Many people fly from Alaska to Mexico for two weeks in the winter. We are probably the only people to fly from Mexico to Alaska for two weeks. The end of March is one of the more dreary times to visit Alaska. The snow is still melting, the trees and grass have yet to start showing signs of life, and everything is gray; the sky, the streets, and the trails.
But when the boys and I walk through the door at my brother’s house where the whole family is gathered, everyone’s face lights up like tropical sunshine. “Surprise!” I say beaming. “Sas, where did you come from?” Nobody can quite believe that we came all the way from Mexico. “We didn’t want to miss the family dinner!” I reply.
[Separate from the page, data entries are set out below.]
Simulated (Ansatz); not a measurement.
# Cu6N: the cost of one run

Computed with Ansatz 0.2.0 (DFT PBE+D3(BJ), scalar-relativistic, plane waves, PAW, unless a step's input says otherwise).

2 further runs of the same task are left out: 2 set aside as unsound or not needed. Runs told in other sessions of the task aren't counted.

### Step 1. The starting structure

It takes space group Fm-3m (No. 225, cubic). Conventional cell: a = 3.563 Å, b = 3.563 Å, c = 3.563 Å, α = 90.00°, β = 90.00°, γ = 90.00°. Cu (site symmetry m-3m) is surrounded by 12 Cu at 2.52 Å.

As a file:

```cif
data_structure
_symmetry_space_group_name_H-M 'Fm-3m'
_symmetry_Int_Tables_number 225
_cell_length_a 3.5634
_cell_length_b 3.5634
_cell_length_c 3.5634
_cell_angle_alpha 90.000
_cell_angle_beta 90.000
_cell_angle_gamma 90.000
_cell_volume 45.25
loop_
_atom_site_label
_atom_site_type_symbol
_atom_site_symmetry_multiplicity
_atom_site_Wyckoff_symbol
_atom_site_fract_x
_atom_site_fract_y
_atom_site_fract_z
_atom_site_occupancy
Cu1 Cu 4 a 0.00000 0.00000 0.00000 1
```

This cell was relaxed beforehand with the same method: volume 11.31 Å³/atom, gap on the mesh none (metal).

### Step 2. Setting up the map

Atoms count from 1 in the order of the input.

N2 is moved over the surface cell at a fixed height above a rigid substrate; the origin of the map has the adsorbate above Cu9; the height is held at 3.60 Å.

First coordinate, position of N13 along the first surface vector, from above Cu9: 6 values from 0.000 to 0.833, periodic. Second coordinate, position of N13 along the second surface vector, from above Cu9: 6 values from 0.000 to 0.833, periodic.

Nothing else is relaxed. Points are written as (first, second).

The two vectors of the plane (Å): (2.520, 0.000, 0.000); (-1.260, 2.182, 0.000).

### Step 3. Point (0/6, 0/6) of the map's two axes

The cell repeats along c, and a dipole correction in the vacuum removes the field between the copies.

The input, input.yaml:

Hugging everyone makes the long trip worth it. Soon, Graysen and Rylan are playing with their cousins and I have a glass of wine in my hands. I am so thankful to be there!
The two weeks fly by with family walks, shopping trips, friend dates, and dinners. I feel like a ghost… not really supposed to be there and my existence only temporary. Graysen and his cousin Skye are inseparable. I call Matt through Google voice since I don’t have a cell phone.
I pay special attention to my father, who has Parkinson’s. He is slipping away before our very eyes. I want to hold him and tell him I love him, but that is not the way it is in our family.
One morning Matt calls me on my parent’s land-line. I feel like a teenager taking the call in the kitchen. “Did you see the e-mail I sent you about the boats?” he asks. “Yeah, I saw it…” I answer, unsure of where he is going since he is always sending me sailboat advertisements. “Well, I think the one in Rio Dulce is a steal, and I should go down and check it out.”
Rio…. Dulce. You mean the same place we bought our last sailboat? The one we abandoned because we didn’t have the means or the skills to reconstruct it? The place where we started the cafe and gave it up to our business partners, who refused to pay us?
Yeah, that place.
But the excitement in his voice is unmistakable. It is a quality I have not heard in him in a long time. I want him to be this excited about life always. We have always talked about having our young children on a boat… why not now when we have no other plans or obligations?
I tell him to go.
I have one foot in Anchorage and the other on a sailboat in Guatemala. I resist telling my mom because I know she wants me and her grandchildren back in Anchorage. I will miss having coffee with her and talking about current events with my dad. But I must also live my own life. And my life, it seems, is about to take another turn.